NAUGATUCK — Large trucks began making their rounds Monday as part of a weeklong effort to distribute nearly 7,800 garnet and gray trash and recycling containers to about half of the borough.

“This is it,” said Sheila Baummer, the borough’s solid waste and recycling coordinator. “This is the final piece.”

When the delivery is finished, all residents who have their trash collected by the borough will have gray trash containers and dark red recycling containers that can be lifted by robotic arms attached to the borough’s new collection trucks. Before this week, about half the borough had already received the bins, which hold 64 or 96 gallons, depending on the size residents request.

Under a previous agreement between the Public Works Department and the Board of Finance, about 30 percent of the borough was supposed to get the bins this year and the remaining 20 percent would have waited until the fiscal year that begins in July 2013. Then a federal grant allowed the borough to buy more than 2,000 recycling carts in April and the finance board agreed to pay for the rest this year under a lease-purchase agreement with the manufacturer, Michigan-based Cascade Engineering.

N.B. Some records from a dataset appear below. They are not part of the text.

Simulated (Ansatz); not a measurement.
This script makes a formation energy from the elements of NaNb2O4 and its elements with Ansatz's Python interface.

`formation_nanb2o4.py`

Nearly 2,900 households on Monday, Wednesday and Friday trash routes will get a set of both colors this week, while nearly 2,000 households on Tuesday and Thursday routes will only receive gray trash containers because they got the garnet ones in April, Baummer said. Residents can begin using the bins immediately, she said, and trash and recycling schedules will not be affected.

The new carts, financed over five years at 3 percent interest, cost about $389,000.

The public works department will also begin using a new recycling truck this week with a robotic arm and a manual tipper for the streets that are too narrow and winding for full use of the robotic arm, Baummer said. The new truck, financed over several years, will cost the borough about $294,000.

The new carts have at least twice the capacity of the 30-gallon blue bins residents have been using. Since the new bins were introduced, residents have been recycling more, decreasing trash tonnage and increasing the recycling rebates the borough is eligible for. The borough collected 89 fewer tons of trash last month, saving more than $6,000 compared to June 2010, before the new carts were introduced.

“I think anyone who uses one of those is going to be amazed at how much more they recycle,” Mayor Robert Mezzo said. “Picking up trash and recyclables manually is a very arduous task. It causes injuries that we end up paying through our workers’ comp costs, so this allows us to reduce personnel through attrition, which we have done.”

Officials have also praised the positive environmental impact of automated collection as trash tonnage goes down and recycling goes up.

Residents are reminded to follow the instructions on the carts regarding proper placement. The lids must face the street and the carts must be 3 feet away from each other, or any other objects such as cars or mailboxes, to prevent damage. Repeat offenders do not get their trash collected when their bins are not situated correctly.

“That’s an ongoing issue, even with the ones that are in place and being used since the fall of 2010,” Baummer said. “If you go around on any given route on any given day, you see mistakes.”